TORONTO - Ontario's new police commissioner says it's against police policy for officers to pretend to be journalists to gather evidence on suspects, but he can't rule out it happening again.

Chris Lewis said it would only happen in "rare" cases where public safety is an issue.

"To save a life to get close to that person, then we might do what we have to do," Lewis said Tuesday as he officially took over from retired Ontario Provincial Police commissioner Julian Fantino.

Media advocates are launching a court action this fall against the practice, saying it undermines the public's trust in reporters.

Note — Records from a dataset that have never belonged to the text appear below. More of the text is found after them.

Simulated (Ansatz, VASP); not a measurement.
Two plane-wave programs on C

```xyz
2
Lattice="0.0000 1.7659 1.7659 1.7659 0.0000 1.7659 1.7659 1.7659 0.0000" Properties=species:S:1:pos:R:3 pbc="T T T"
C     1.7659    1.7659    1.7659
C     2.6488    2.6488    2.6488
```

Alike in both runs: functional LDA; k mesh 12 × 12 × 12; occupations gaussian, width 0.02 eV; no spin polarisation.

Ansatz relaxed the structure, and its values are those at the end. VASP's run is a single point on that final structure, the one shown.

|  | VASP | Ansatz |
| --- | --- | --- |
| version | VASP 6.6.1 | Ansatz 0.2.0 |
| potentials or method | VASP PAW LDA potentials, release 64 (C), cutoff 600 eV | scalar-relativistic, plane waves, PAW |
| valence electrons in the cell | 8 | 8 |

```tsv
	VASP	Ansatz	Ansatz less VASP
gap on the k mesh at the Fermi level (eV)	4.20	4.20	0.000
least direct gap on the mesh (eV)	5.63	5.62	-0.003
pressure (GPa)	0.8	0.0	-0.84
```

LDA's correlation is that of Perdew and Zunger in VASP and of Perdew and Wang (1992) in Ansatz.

At first Lewis said his officers would no longer pose as reporters, citing a policy brought in three years ago that stopped the practice.

But he quickly added that he couldn't rule out "every exigency in the world" and that exceptions could arise.

In 2007, an OPP officer pretended to be a journalist at a Mohawk rally held in conjunction with the Aboriginal Day of Protest.

Recently an officer posed as a journalist to gather evidence from an inmate in a prison.

Three Quebec provincial police officers posed as protesters at the summit of the three North American leaders in Montebello, Que., in August 2007.

The group Canadian Journalists for Free Expression is aware of a handful of cases in Ontario, but called it the "tip of the iceberg."

Police across Canada employ the tactic, Arnold Amber, CJFE's president, said in an interview Tuesday.

"We understand that the Mounties do it, the OPP does it, the Quebec police do it," said Amber.

"Every way you look at this here it is a lousy practice."

The CJFE, the CBC and RTNDA Canada plan to launch the court challenge in the Ontario Superior Court of Justice against Ontario Provincial Police and the Ministry of Community Safety and Correctional Services.

Sources might not talk to reporters if they think they may be speaking to someone who's really a police officer, so important stories might not get told, said CJFE manager Julie Payne.

Pedophile priests at the Mount Cashel orphanage and the Robert Pickton serial killings are two cases in which police investigations were launched only after stories appeared in the news media.

The most recent reports of a provincial police officer posing as a reporter emerged this weekend. The officer gathered evidence against Phillip Vince in the July 1999 cyanide poisoning of fellow inmate Scott Barnett at Millhaven Penitentiary in Kingston, Ont.

"You had a police officer pretending to be a journalist who was going to write about this prison inmate in order to get him to potentially give evidence of a crime he had committed," said Payne.

"And the police officer as that journalist made all sorts of promises that the conversations were to have journalists privilege and wouldn't be shared with police."

Vince, 52, was arrested at the Saskatchewan Penitentiary in March and charged with first-degree murder.

Vince had been serving a life sentence for two first-degree murders in Durham Region in 1985.

The CJFE has asked police to stop the practice before. It sent a letter in July 2008 to Ontario's minister of community safety and corrections asking that the process be stopped.